So in my experience, a good developer just doesn't really leave much technical debt, they have the capability for clear thought as you say, and the knowledge and experience to solve a problem in a way that doesn't leave any (or at least leaves very little) technical debt behind in the first place.
Typically, technical debt is usually a sign of poor architectural experience - many bad programmers scoff at software architecture, but really that's what software architecture does, it teaches you to think clearly through a solution to a problem and to do so in a way that shrinks or eliminates the technical debt that you leave behind.

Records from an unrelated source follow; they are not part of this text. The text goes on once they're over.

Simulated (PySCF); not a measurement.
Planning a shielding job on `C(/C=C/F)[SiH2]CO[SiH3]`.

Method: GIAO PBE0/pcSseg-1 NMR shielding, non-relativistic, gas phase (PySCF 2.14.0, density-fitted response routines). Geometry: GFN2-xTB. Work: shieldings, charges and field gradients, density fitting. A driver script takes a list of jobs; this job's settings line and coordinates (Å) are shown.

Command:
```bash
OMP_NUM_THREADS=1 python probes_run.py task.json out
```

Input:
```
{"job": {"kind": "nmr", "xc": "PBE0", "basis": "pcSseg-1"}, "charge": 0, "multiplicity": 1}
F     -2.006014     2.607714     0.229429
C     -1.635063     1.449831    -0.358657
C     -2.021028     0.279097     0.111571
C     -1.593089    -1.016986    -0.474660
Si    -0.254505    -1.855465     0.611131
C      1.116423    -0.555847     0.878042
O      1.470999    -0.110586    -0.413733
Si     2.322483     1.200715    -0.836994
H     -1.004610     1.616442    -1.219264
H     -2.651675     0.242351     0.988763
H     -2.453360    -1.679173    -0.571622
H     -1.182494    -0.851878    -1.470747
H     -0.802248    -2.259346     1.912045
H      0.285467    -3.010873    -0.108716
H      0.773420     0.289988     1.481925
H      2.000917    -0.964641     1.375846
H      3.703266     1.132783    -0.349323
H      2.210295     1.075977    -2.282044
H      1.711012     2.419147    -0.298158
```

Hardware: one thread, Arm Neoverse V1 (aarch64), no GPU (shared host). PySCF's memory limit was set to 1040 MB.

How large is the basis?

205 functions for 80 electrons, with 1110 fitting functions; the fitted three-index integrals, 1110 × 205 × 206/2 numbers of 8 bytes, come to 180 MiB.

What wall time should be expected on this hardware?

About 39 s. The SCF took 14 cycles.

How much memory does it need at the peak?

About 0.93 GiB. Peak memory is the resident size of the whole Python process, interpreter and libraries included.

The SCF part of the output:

Learning a language teaches you how to write code, learning maths and algorithms give you a toolbox of solutions, and learning architectural concepts teaches you how to implement without leaving a trail of technical debt. Good programmers know to keep learning, but the best programmers know to keep learning both the soft and the hard skills - it's not about just learning a new language, or technology, or algorithm, you have to learn about things like design patterns, you have to know your respective language paradigm(s) and how to map problems to it, you need to know how to plan, how to think through a problem and produce a solution in a structured and methodical manner, and you need to know how to organise your code.
For every SICP you should be reading a Mythical Man Month, for every K&R's The C Programming Language you should be reading the GOF Design Patterns book, and for every Introduction to Algorithms you should be reading a Software Systems Architecture. Personally I sympathise with those who don't want to or struggle to do this because I find the less technical side of things hard going as I find them less interesting and hence less captivating, but unless you fight your way through it you're only going to be half the developer you could and should be. You can't just learn one side of the equation and expect to be a great developer - there are plenty who think they are, but they're the ones thinking they're rocking through their list of tasks because they're awesome whilst leaving a massive trail of technical debt behind them for everyone else to clear up.